Let’s celebrate the First Desalination Plant in West Africa

LAST Friday, Ghana again chalked a feat which should have been celebrated with fanfare, but passed off with a modest ceremony in Accra. It was the inauguration of the desalination plant by President John Mahama, at Nungua, in Accra.

The success story was that, Ghana scored a first, with the establishment of West Africa’s first- ever desalination plant.

Built under a $126 million public-private partnership, and situated in the Ledzokuku-Krowor municipality, the plant will pump 13million gallons of water daily to the homes of 500,000 residents in and around the catchment area.

The completion of the project, put to rest, the over 25 years problem of water shortage and scarcity in Ledzokuku-Krowor and parts of La Dadekotopon, also in the Greater Accra Region.

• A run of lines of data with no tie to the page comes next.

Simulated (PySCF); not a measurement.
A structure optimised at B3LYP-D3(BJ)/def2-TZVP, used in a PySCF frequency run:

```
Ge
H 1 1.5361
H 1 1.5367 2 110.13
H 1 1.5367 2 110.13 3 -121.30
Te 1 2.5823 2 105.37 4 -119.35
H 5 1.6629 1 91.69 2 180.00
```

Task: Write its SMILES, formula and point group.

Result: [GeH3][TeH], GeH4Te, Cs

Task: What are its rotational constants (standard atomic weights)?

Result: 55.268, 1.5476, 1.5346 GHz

Significantly, the project, constructed by ABENGOA, the Spanish fresh water firm, under a 25-year build-own-operate-transfer, would sell the desalinated water to the Ghana Water Company Limited (GWCL), which would, in turn distribute it to the households and business houses.

It is exciting that the project has been completed to augment water supply in the Greater Accra Region, many of whose residents have had to endure water shortages several months, each year.

We recall that when the idea to establish the plant was first mooted, many were skeptical about its viability and actually doubted whether sea water, could be turned into safe potable water for consumption, domestic chores, and commercial use.

The Times is glad that by the desalination process, water supply in Accra, would be boosted and distribution enhanced to cover a lot more residents.

As stated by President Mahama at the inaugural ceremony, the increase in water supply, would help prevent water-related ailments, especially cholera.

We are delighted that the project has been completed, and hope that the doubting Thomases would now change their minds about desalination, which is simply the process of removing dissolved salts and minerals from sea water, to produce drinking water in the process.

What is significant is that desalination is a cost effective way of providing fresh water, where it was formerly limited.

We commend the government and the company which saw the project through, but caution that all environmental and economic challenges associated with it, must be resolved in the most efficient manner.

We are no doubt convinced that the siting of the project in that area, was well thought of, considering the chronic and perennial water shortages there.

It is therefore, heartwarming that residents at the project area, are equally excited, and welcomed the flow of the desalinated water into their homes.

We hope that the project would be replicated in other communities along the country’s coastline to enable many more Ghanaians to benefit from the abundant sea water the country is blessed with.

And we are sure the periodic maintenance of the plant would be undertaken, to ensure its anticipated lifespan.